Rabu, 28 Oktober 2009

London Film Fest Day 15 - STARSUCKERS

STARSUCKERS is the latest film from British documentarian Chris Atkins, whose last film, TAKING LIBERTIES was a powerful indictment of the Blair government's systematic dismantling of our civil rights. His new film focuses on the way in which Big Media creates celebrity avatars and systematically markets them to us from a very young age, so that the desire to be near the famous amps up their sales.

The production values on the film are, in all honesty, terrible. The animation, the slickness of the title credits, the way in which it's filmed - none of it looks as good as, say, a Michael Moore documentary, with the weight of the Weinsteins behind it. But all of that matters not one jot. Because Chris Atkins, in sharp contrast to Michael Moore, knows how to organise his material, how to back it up with credible commentators, and how to take an audience through a complicated thesis from the stuff we all think we know, to the stuff that we don't know and that scares us.

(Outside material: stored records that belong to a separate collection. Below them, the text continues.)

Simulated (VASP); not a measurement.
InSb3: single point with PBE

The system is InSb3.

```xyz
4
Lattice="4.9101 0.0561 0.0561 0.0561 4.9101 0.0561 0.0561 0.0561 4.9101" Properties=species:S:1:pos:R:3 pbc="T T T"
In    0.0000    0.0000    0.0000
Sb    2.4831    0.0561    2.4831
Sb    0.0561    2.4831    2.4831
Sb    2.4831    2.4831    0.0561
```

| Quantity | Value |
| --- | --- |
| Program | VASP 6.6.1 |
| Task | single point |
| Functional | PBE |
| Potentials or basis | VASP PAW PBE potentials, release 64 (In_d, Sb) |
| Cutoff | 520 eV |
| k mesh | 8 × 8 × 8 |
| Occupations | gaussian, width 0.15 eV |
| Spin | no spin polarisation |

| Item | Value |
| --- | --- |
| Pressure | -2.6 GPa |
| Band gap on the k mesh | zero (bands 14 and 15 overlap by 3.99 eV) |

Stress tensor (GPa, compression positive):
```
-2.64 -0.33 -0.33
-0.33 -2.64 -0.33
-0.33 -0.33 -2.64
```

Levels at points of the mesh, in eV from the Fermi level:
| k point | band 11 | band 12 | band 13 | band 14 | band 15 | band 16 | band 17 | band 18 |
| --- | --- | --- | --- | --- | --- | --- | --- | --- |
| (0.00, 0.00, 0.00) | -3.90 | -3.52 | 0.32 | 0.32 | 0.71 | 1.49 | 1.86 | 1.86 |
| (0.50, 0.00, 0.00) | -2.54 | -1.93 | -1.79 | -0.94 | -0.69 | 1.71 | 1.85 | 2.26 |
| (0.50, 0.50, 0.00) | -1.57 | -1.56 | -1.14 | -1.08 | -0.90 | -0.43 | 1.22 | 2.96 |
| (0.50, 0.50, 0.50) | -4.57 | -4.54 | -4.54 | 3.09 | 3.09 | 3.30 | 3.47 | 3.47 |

The Atkins' thesis is that humans have evolutionary programming that attracts us to celebrities, and makes us want to get as close to them as possible. It's all about wanting to learn from or mate with the alpha male. Politicians and corporate brands know they can feed off that by associating themselves with celebrities, and pretty soon the line begins to blur. Big Media creates a message splicing the two, and targets it at us from a young age. Moreover, they hold out the carrot that we too can become celebrities through reality TV. Where it gets dangerous is when Hannah Montana is marketing Walmart to kids through alarm clocks, or the Live 8 concerts are being arranged to spoil the coverage of the Make Poverty History campaign.

As I said, STARSUCKERS is a compelling, well-organised and well-argued documentary, even if I don't agree with everything it says. For instance, I fear that blaming our addiction to celebrity culture on pre-historic impulses lets us off the hook for our complicity in the whole thing. After all, THE SUN would provide 20,000 word thoughtful reviews in the manner of the LONDON REVIEW OF BOOKS if that's what sold. The key point is that even if you don't agree with everything Atkins is arguing, his arguments are still credible and well-researched.

More than that, you almost have a duty to yourself as a consumer of popular culture to watch this film. By definition, if you're reading this review, you've probably come via IMDB and spend a disproportionate amount of your time consuming Hollywood and the celebrity press' output. It becomes, then, mandatory to see footage of Max Clifford boasting of squashing stories - a story that he tried to injunct.

My only real criticism of STARSUCKERS is that it doesn't go far enough. I didn't get the same sense of anger as I did watching TAKING LIBERTIES. Chris Atkins takes down some low level sleazy tabloid journos, but nowhere does he explicitly examine the power, say, of Rupert Murdoch, and the way he has successfully lobbied government's to dismantle concentrated ownership laws. And in his section of politicians as celebrities, would Berlusconi not have been a more powerful example than some Lithuanians. All through the documentary, Atkins' narrator talks on behalf of "Big Media" as "we". Well, if that's the case, you need to show more complicity between the big media agents.

STARSUCKERS played London 2009 and is on limited released from this weekend, including at the Curzon cinemas.